I am not usually brave in taking portraits of strangers because of the usual fear of confrontation. But whenever I feel that my action will not result to any untoward scenario, I do manage to summon the courage to point my camera to a complete stranger and click the shutter. Here are five of my favorites.
A couple of analogue buddies and I went for a lomowalk in a fishing village in the city of Paranaque last year. When we got to the final spot, we found a child sitting on a wooden foot bridge. Knowing that a child will show little resistance from being photographed, I decided to approach him. In order to do that, I had tread the narrow wooden bridge, which seemed so fragile. By the time I realize that there is a good chance that I will fall off the foot bridge, I was almost at a suitable distance to take the portrait of the kid. I gathered the courage and proceeded a few steps more. With a smile I gestured to the child that i want to take his photo. I just took his silence as a sign agreement. I crouched and press the shutter.
This next photo was taken during another lomowalk. We passed by a beggar on the street (although I was not really sure). Her face was wrinkled and weary as she was standing against a brick wall. She looks as though she could not do any harm, so projectsnap and I gestured, and took her photo, resulting to this portrait. She looks part awkward and part confused. We gave her 40 pesos, as though we were paying a model of sort.
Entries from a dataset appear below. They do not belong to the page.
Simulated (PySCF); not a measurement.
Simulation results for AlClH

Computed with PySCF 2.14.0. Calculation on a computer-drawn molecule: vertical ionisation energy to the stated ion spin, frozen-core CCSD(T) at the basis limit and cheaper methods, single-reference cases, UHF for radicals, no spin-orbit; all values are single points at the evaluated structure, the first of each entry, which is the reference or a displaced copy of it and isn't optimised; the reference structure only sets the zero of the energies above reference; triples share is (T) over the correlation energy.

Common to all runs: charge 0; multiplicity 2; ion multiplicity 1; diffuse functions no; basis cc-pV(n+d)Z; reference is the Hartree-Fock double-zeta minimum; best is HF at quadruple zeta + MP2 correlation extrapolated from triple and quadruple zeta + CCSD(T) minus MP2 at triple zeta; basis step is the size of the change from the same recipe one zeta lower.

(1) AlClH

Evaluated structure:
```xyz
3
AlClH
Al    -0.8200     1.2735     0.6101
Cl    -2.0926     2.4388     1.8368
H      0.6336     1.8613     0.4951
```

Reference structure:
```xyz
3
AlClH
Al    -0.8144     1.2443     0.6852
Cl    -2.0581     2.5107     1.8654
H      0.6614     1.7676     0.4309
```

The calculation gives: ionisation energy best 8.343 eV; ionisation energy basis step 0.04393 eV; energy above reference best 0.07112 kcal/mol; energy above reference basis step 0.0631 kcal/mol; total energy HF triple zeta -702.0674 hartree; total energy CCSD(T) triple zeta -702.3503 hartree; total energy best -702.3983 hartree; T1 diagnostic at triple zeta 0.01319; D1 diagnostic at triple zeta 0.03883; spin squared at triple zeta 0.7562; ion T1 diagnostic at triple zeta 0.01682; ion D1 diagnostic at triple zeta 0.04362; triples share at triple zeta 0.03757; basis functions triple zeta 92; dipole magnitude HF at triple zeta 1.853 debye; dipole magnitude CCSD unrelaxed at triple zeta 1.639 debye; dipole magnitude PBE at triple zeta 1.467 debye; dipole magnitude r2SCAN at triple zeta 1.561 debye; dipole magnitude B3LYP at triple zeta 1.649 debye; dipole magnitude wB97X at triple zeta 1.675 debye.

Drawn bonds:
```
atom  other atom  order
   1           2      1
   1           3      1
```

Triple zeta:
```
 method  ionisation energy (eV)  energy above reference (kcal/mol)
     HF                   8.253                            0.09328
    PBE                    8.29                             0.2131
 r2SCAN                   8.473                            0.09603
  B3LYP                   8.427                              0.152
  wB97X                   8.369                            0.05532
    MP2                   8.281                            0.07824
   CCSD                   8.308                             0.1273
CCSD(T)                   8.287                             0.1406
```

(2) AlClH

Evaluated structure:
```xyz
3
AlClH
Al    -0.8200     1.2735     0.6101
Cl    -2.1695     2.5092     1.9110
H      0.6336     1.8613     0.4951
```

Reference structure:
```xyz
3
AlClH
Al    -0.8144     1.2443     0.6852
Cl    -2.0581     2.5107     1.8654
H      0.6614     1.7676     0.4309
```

This photo is what I consider as my first best Lomograph. It was summer; my friends and I went to Subic, Olongapo, to unwind in a resort. On the beach, I saw a Japanese family enjoying themselves with the sun and the waves. A little girl in a bright red top, holding on to her sandwich caught my attention. I wanted to take a photo of her, but knowing that she was with her parents, I knew that I had to ask for permission first. The Filipino that I am of course did not know any Japanese except perhaps for “sayonara” or “moshi moshi san!” As soon as her mother looked my way, I beamed a smile at her and with a subtle gesture of raising my camera, I got her approval! I only took one shot, as I did not want to be too imposing, nor did I want to make the girl feel more awkward that she already was.
I once rode a bus along Taft Avenue. I noticed in the adjacent bus were two foreigners. I could tell if they were a couple or co-workers, because they are not sitting beside each other. But perhaps that’s only because the bus was almost empty. I was thinking as to why they are here Philippines. More than that, why are they in a non-aircon bus? Since I brought my camera, I thought of taking a pictures of them. As I was in the act of peeking through the viewfinder, one of them glanced at me. I quickly hid the camera for the fear that they might get annoyed. But to my surprise the woman smiled and took her camera and gestured as though she was gonna take a photo of me. Because of this, I took as my camera out again; we simultaneously too each others portraits. They laughed and gave me a thumbs up. I gladly returned the gesture.
This last photo is my favorite portrait of a stranger. I took this during my second visit to Sagada. If you have ever been there, you’d know for a fact that locals are not necessarily fond of been photographed by tourists. They are just not used to it. As I was walking back to you place, I saw what assumed were father and son. As I was passing by them, I courteously asked permission to take their photograph, knowing that I will certainly be denied. The father hesitated for a slip-second, but to my surprise, agreed to my request.
How I wish I have a way to find these strangers again, so that I may give them a copy of their portraits.